Higher employment levels and growth in nominal wages would increase revenue from the levy by £1.1bn between 2020-21 to 2022-23 compared to 2017-18 and 2019-20, with the levy raising £3.2bn in 2022-23 compared to £2.9bn in 2019-20.

The levy is a relatively small business tax and so the OBR does not present a specific assessment of what it will raise in a no-deal scenario. Even so, a downgrade is certain. 

For instance, in the context of a recession generated by a no-deal Brexit, nominal wages will only grow by 1.4 per cent rather than 3.5 per cent. Employment in 2020-21, meanwhile, will be 400,000 fewer at 32.4m rather than 32.8m.

Another factor on the employment side is the composition between employed workers, whose wages fall in scope for calculating levy liabilities, and self-employed workers, who wages do not fall in scope.

During the spring, overall employment increased by 28,000 compared to the winter but the number of employees fell by 85,000 while the self-employed increased by 123,000.

To have a detrimental impact on the amount of levy raised, falling nominal wages and numbers of employees must occur in levy-paying employers. The warning signs, however, are there.

The future of the union 

The skills world in England is well aware of the political debate surrounding a hard Brexit and the future of the United Kingdom. And yet, the high politics of keeping Scotland, Wales and Northern Ireland within the UK in the context of no-deal also filters into the less dramatic issue of levy.   

As part of the deal to introduce the levy, the treasury guaranteed in advance to the three devolved nations, £1.3bn between 2017-18 and 2019-20 out of the £8.3bn expected to be collected – the equivalent to about 16 per cent. They also opted-out of routing levy payments into digital accounts and the flexibility to deploy the increase in the programme budget as they thought fit.

In the context of no-deal where the very existence of the union could be at risk, we should expect the devolved governments to striker an even harder bargain.

The high politics of no-deal in terms of a recession and the future of the union – with the prospect of lower revenue and demands for more money devolved to the devolved nations – will shape the review of the levy.

Revenue from the levy could be increased from £3bn to £5bn by reducing the pay-bill threshold to below £3m, thereby bringing more employers in scope. Politically, however, this could prove difficult bearing in mind a recession followed by slow growth stemming from a hard Brexit until 2022-23.

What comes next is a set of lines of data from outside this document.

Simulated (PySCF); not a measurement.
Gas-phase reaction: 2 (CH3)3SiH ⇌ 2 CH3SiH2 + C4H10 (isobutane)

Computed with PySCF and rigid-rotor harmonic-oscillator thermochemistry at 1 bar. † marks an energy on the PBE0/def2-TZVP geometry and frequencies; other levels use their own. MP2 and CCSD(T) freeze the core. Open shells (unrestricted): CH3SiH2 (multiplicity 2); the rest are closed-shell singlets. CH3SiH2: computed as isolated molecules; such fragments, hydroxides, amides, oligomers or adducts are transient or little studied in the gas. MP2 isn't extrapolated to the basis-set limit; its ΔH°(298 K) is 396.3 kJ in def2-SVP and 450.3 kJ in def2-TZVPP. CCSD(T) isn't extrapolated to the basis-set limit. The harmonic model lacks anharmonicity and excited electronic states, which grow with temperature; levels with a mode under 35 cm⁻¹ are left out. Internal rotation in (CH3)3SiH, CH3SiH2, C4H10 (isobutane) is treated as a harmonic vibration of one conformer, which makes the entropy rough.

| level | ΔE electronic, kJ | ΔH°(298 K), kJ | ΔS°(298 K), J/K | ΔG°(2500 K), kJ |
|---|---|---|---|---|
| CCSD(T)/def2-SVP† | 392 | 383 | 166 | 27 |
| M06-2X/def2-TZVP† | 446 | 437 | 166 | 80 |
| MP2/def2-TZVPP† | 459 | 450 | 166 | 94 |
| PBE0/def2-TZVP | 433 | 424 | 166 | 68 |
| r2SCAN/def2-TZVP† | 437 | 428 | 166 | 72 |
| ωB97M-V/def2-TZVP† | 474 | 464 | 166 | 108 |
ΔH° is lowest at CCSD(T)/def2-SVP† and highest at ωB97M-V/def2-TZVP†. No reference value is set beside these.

And yet, wider trade-offs might be on the cards. The levy was introduced by a conservative government as a pay-back for year-on-year cuts in corporation tax.

New context, new rules

If by the end of August, the new prime minister judges the outcome with the EU to be a no-deal Brexit, an emergency budget is anticipated, and a fiscal response is guaranteed.

Cuts in corporation tax from 17 per cent to 12 per cent have already been promised. A deal could be done to cut corporation tax even further to offset extending the scope of the levy to smaller employers.

There is no getting away from the fact, however, that the levy was introduced with the prospect of growth and stability in mind. Now it might need to operate at a time of recession and uncertainty. A new context will need new rules.

The skills world is well aware that the apprenticeship programme budget in England is already under pressure. 

The allocation in 2019-20 is expected to be fully spent. From 2020-21 onwards, a budget crisis is expected without extra resources or hard decisions on what should be funded and at what rates.

Less revenue raised from English levy-paying employers only increases the funding headache.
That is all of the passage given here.